Figure 1: Two images of a test sequence, estimated optical flow and the corresponding color-code.
Motion estimation is an important part of image analysis. Estimated motion vectors in image sequences may be used for e.g. motion detection, tracking, identification, segmentation, and 3d reconstruction. Moreover motion vectors may be used for motion analysis, e.g. detection of abnormal behavior.
Differential methods based on the so called optical flow belong to the most accurate methods for motion estimation. Optical flow methods are based on the assumption that pixel-values between images change only because of motion. The main drawback of optical flow methods is the complexity of the algorithms which may lead to long processing times. Figure 1 shows to images of the Middlebury test sequence “DogDance” and the estimated optical flow. The flow is color-coded according to the color code on the image on the right, i.e. dark red means large motion to the right, yellow means motion towards the bottom. It can be seen, that the girl moves to the right while the dog moves to the lower left side.
Current GPUs (Graphic Processing Units) process parallel algorithms much faster than standard PCs. Therefore GPUs are commonly used in image processing to achieve real-time processing of complex algorithms.
Several different methods for motion estimation based on optical flow have been developed at Fraunhofer IOSB. Some methods allow real-time processing of large images in real-time on GPUs, whereas other methods allow for computation of more accurate and reliable estimates.
Figure 2: Input image of a car sequence, corresponding optical flow and segmented foreground objects.
Movement in image sequences provides valuable information regarding the structure of the scene, the movement of the camera and the properties of objects. By estimating the fields of displacement between two successive shots, the so-called optical flow is obtained. The optical flow can be used to segment foreground and background movements, which in turn can play a role in road traffic accident prevention. Figure 2 shows a picture of a car sequence on the left, in the middle, the motion field calculated in real time and on the right, the motion field corrected for the vehicle's own motion. The foreground objects (a person and the two cars) are clearly visible.

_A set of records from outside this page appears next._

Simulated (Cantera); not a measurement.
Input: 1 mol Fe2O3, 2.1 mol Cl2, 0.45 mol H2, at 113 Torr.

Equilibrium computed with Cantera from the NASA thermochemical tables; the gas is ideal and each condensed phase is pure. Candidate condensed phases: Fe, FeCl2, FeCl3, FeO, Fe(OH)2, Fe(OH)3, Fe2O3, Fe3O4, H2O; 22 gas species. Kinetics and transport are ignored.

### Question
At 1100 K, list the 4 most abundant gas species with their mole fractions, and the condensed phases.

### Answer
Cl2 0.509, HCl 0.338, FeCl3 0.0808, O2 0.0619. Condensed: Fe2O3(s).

On the basis of displacement vectors in the image, it is possible, for example, to stabilise shaky video recordings, generate image sequence carpets or achieve higher image resolutions.
As once detected objects rarely remain in one place, especially in street or surveillance scenarios, the information of the object movement is decisive for the detection of the situation. The tracking of individual objects is a major research focus of the VID department.
In some cases, resolution and quality of images is not enough for further analysis, e.g. identification of a person in large distances. Using optical flow estimates, several images of a sequence or from different cameras may be fused to achieve a higher resolution image. Figure 3 shows in the top row a series of low resolution images. In the lower left corner a higher resolution image is depicted, based only on the first image. On the right side the higher resolution image is shown, achieved by combining more images of the sequence based on the corresponding optical flow fields. In contrast to the left image, the contrast could be improved and the edges are more pronounced.
Motion fields in videos may also be used for “abnormal” motion detection, e.g. a fight. Therefore “normal” motion patterns are learned first. Then the motion fields are analyzed and compared to the learned motion fields, in order to detect “abnormal” behavior. We use an “abnormality” index to demonstrate the “abnormality” of a motion field. Figure 4 shows two input images of an “abnormal” activity. The red point in the top right corner shows, that the motion has been rated as “abnormal”. The third image shows the computed optical flow and the image on the right show the “Abnormality”-index. Here “0” is normal and “1” abnormal motion.
Figure 4: Two input images of an “abnormal” sequence, the corresponding motion field and the “Abnormality“-index.
Using images from more than one camera, motion estimates may be used for 3d reconstruction and 3d motion estimation. Figure 5 shows the input image from a rotating arm. On the right the 3d reconstruction of this stereo setup is shown with the corresponding 3d motion estimates.